SINGAPORE: Malaysian palm oil futures jumped 5% on Friday, climbing to their highest level since 2008 and recording their biggest weekly gain since 2001, underpinned by growing concerns over global supplies.
The benchmark palm oil contract for July delivery on the Bursa Malaysia Derivatives Exchange last traded up 210 ringgit, or 5% ringgit, at 4,425 ringgit ($1,076.64) a tonne. The third-month contract hit its highest since March 2008 at 4,434 rinngit a tonne.
“Palm prices are high now fuelled by a second day of triple digit gains on Dalian and higher soyabean oil close on CBOT but palm fundamentals remain the same,” said Sathia Varqa, co-founder of Singapore-based Palm Oil Analytics. “Some cash prices moved a notch higher, noticeably palm olein spot was up $35 from yesterday’s last prices.”
The futures contract was set for a 14.4% rise for the week, its biggest since 2001.
The contract for spot-month May delivery was trading at a record high of 4,885 ringgit a tonne.
Palm oil is being supported by a rally in the global agricultural market led by Chicago corn and soyabean futures, which are trading at multi-year highs.
“CPO futures opened gap higher on second straight day following persistently bullish momentum in global soyabean oil and rapeseed oil markets, renewed palm oil buying from China and a strong undercurrent in Chinse RBD palm olein, soyaoil and rapeseed oil futures, creating more hedge opportunities which could attract fresh buying,” edible oil brokerage Sunvin said in a note.

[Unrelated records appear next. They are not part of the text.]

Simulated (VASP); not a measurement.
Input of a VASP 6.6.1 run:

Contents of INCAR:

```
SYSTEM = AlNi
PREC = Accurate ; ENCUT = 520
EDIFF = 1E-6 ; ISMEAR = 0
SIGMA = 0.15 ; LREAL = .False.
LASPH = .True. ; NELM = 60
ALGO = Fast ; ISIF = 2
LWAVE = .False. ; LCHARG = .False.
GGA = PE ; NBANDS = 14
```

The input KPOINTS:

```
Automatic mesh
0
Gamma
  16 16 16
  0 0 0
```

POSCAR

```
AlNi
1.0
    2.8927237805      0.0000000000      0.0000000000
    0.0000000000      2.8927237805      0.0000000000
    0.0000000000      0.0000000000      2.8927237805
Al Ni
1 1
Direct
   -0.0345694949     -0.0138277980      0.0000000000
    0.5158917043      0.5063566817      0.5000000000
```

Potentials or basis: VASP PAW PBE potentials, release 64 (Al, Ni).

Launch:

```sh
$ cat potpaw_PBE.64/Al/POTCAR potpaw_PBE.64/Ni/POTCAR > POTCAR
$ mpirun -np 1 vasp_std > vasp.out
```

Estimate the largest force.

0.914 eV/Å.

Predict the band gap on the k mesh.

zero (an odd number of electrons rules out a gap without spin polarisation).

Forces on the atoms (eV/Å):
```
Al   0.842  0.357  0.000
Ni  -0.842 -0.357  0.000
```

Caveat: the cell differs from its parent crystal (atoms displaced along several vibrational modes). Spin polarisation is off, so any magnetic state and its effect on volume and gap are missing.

China’s soyabean imports in April rose 11% from the same month a year earlier, boosted by the arrival of some delayed Brazilian cargoes, customs data showed on Friday.
China, the world’s top importer of soyabeans, brought in 7.45 million tonnes of the oilseed in April, up from 6.714 million tonnes a year earlier, according to General Administration of Customs data.
Dalian’s most-active soyaoil contract rose 1.9%, and its palm oil contract gained 2.6%. Soyaoil prices on the Chicago Board of Trade BOcv1 were up 1.5%.
Palm oil is affected by price movements in related oils as they compete for a share in the global vegetable oils market.